Maybe I thought if I seemed like I had a better relationship with God I would gain more something from the people around me. I don’t even know exactly what I was trying to get more of; maybe it was respect, maybe I was trying to start the buzz around campus that I was one of those guys who is in a great place spiritually – I really don’t know what I was going for. I just know whatever it was the things I was saying sounded a lot more like me using God to make much of myself than the other way around.

It was like I was saying, “Thanks God, really, for all you did for me this year–all you taught me and everything–but…I wish things, somehow, would’ve been different. Oh, and since I’m not satisfied with the way your plan is turning out, I’m going to take matters into my own hands (‘cuz I can totally do a better job at all this than you can.)”

I was literally using “God’s plan” as a platform for me to selfishly try to push my own agenda. I don’t know if this is a mark of my record-breaking arrogance or my crippling levels of insecurity, or some combination of the two.

Again, like I alluded to in the last post, there was quite a while when I arrogantly assumed that I was the only man in the world who deserved a quality woman, and that equally all the women I interacted with were involved in some vast and complex plot to keep me from finding my perfect match.

Not only is this simply ridiculous and flat out untrue, but this arrogance breeds incredible amounts of jealousy whenever I see a guy who is more popular, more attractive, or–worst of all–more “Jesus-y.”

I feel compelled to win some insane race to be “the best Christian in the room” rather than just leaving my future up to God.

I definitely struggle quite a bit with this kind of jealousy, and if I’m being honest, I have to admit that I find myself far too often trying to impress girls by attempting to show them how I am in contact with the Lord, like I’m some sort of biblical cell tower that picks up on his will.

All this talk of competitions, jealousy, and arrogance reminds me of those nature documentaries you linger on sometimes when you are flipping the channels. You know, the ones where the deep voice explains how the male peacock uses his stunning plumage to attract a suitable mate – I think, sometimes, when I’m around other Christian guys especially, it’s just a sea of peacocks, like were all trying to fluff and prune our lives into the most perfect image for those around us.

As guys, it’s absolutely our job to be a spiritual leaders, but not so loudly, so arrogantly or so forcefully. It’s written all through the Bible that, basically, you will know the wise man because he is the one who will not need to self-advertise his own depth of wisdom.

When I was younger I was worried about appearing as the most “moral” of the kids on the playground or the most involved student at school; now it feels like it’s all about being the most religious guy in the ministry. It’s all about who you are trying to impress.

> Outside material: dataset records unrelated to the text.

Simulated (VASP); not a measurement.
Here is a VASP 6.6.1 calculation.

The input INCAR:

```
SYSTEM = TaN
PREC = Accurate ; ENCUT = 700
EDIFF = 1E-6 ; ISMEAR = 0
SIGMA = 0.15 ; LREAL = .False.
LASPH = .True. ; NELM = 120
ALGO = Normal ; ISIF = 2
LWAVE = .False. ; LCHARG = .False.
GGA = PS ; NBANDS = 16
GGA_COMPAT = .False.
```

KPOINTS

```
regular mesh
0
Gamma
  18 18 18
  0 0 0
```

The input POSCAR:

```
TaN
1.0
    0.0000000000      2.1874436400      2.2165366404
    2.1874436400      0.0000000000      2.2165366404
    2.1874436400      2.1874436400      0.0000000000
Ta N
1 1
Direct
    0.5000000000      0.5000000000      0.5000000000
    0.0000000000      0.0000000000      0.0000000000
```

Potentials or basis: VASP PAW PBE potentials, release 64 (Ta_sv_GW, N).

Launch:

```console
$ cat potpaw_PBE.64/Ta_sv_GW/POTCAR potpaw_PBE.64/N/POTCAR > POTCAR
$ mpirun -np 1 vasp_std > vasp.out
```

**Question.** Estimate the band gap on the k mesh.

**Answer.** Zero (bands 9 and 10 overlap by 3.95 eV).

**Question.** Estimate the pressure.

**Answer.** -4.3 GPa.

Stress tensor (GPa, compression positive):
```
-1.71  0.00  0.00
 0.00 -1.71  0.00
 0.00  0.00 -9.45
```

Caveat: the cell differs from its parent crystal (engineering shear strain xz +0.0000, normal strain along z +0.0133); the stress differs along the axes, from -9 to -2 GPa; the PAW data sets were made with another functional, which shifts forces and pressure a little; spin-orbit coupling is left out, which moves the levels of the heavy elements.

(Oh yeah, none of this would be a problem if God were that object.)

This has got to be us–me–loosing faith in God. If He really has a plan then I shouldn’t need to peacock my way through life competing with everyone else to be the best this or the most that. Because, at the end of the day, whatever it is that I compete the most for, whatever this or that turns out to be, that is what I worship; not Jesus, and what I worship in turn is the true core of how I define myself.

That’s a little more than uncomfortable.

We–I–need to trust Him to handle my superlatives rather than taking my competitions for best and greatest into my own hands. I need to understand that what matters is His plan, not mine.

That right there: trusting God entirely–no strings attached, is the hardest thing there is to do. (at least for me.)

If I’m Being Honest – Chapter 1: I Have No Idea What I Am Doing Here

I feel like an uncanny amount of the stories I have heard about the way men mature start with the phrase “So, there was this girl” and then proceed to explain how hearts were broken, or how God’s will was misunderstood, or even how someone learned a valuable lesson about the sanctity of sex. I say this because this blog, going forward, is partly about “that girl,” and another part a blog about God, and yet another part a blog about just how unexpected life can be in general.

Like I said I’m not entirely sure why I am writing this or why you are reading it, but I feel like I am supposed to start typing something.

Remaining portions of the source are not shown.